Dark matter and dark energy may not actually exist, according to a study which suggests that accelerating expansion of the universe and the movement of the stars in the galaxies can be explained without these concepts. For close to a century, researchers have hypothesized that the universe contains more matter than can be directly observed, […]
Dark matter and dark energy may not actually exist, according to a study which suggests that accelerating expansion of the universe and the movement of the stars in the galaxies can be explained without these concepts.
For close to a century, researchers have hypothesized that the universe contains more matter than can be directly observed, known as “dark matter”.
They have also posited the existence of a “dark energy” that is more powerful than gravitational attraction.
These two hypotheses, it has been argued, account for the movement of stars in galaxies and for the accelerating expansion of the universe respectively.
However, according to a researcher at the University of Geneva (UNIGE) in Switzerland, these concepts may be no longer valid: the phenomena they are supposed to describe can be demonstrated without them.
The research, published in The Astrophysical Journal, exploits a new theoretical model based on the scale invariance of the empty space, potentially solving two of astronomy’s greatest mysteries.
The way we represent the universe and its history are described by Einstein’s equations of general relativity, Newton’s universal gravitation and quantum mechanics.
The model-consensus at present is that of a Big Bang followed by an expansion.
“In this model, there is a starting hypothesis that has not been taken into account, in my opinion,” said Andre Maeder, professor in UNIGE’s Faculty of Science.
“By that I mean the scale invariance of the empty space; in other words, the empty space and its properties do not change following a dilatation or contraction,” said Maeder.
The empty space plays a primordial role in Einstein’s equations as it operates in a quantity known as a “cosmological constant”, and the resulting universe model depends on it.

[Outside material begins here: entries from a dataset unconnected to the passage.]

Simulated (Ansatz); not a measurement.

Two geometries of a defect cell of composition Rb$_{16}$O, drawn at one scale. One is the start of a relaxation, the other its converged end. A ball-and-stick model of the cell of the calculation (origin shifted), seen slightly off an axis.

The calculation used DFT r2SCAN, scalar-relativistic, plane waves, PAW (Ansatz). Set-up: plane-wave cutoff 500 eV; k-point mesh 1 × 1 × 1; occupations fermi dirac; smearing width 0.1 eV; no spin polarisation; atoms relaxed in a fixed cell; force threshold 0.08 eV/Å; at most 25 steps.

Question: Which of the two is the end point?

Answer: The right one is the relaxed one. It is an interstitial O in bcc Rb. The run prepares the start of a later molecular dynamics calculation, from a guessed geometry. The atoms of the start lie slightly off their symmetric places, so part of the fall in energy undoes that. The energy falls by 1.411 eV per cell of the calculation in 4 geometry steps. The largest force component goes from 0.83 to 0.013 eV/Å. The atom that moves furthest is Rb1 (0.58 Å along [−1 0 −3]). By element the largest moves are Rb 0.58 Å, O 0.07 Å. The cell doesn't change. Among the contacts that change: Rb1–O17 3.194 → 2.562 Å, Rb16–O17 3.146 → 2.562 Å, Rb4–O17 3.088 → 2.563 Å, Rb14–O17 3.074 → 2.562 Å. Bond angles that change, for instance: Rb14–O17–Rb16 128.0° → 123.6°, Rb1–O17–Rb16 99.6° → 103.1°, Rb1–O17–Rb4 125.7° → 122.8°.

Based on this hypothesis, Maeder is now re-examining the model of the universe, pointing out that the scale invariance of the empty space is also present in the fundamental theory of electromagnetism.
When Maeder carried out cosmological tests on his new model, he found that it matched the observations.
He also found that the model predicts the accelerated expansion of the universe without having to factor in any particle or dark energy.
In short, it appears that dark energy may not actually exist since the acceleration of the expansion is contained in the equations of the physics, researchers said.
In a second stage, Maeder focused on Newton’s law, a specific instance of the equations of general relativity.
The law is also slightly modified when the model incorporates Maeder’s new hypothesis.
It contains a very small outward acceleration term, which is particularly significant at low densities.
This amended law, when applied to clusters of galaxies, leads to masses of clusters in line with that of visible matter: this means that no dark matter is needed to explain the high speeds of the galaxies in the clusters.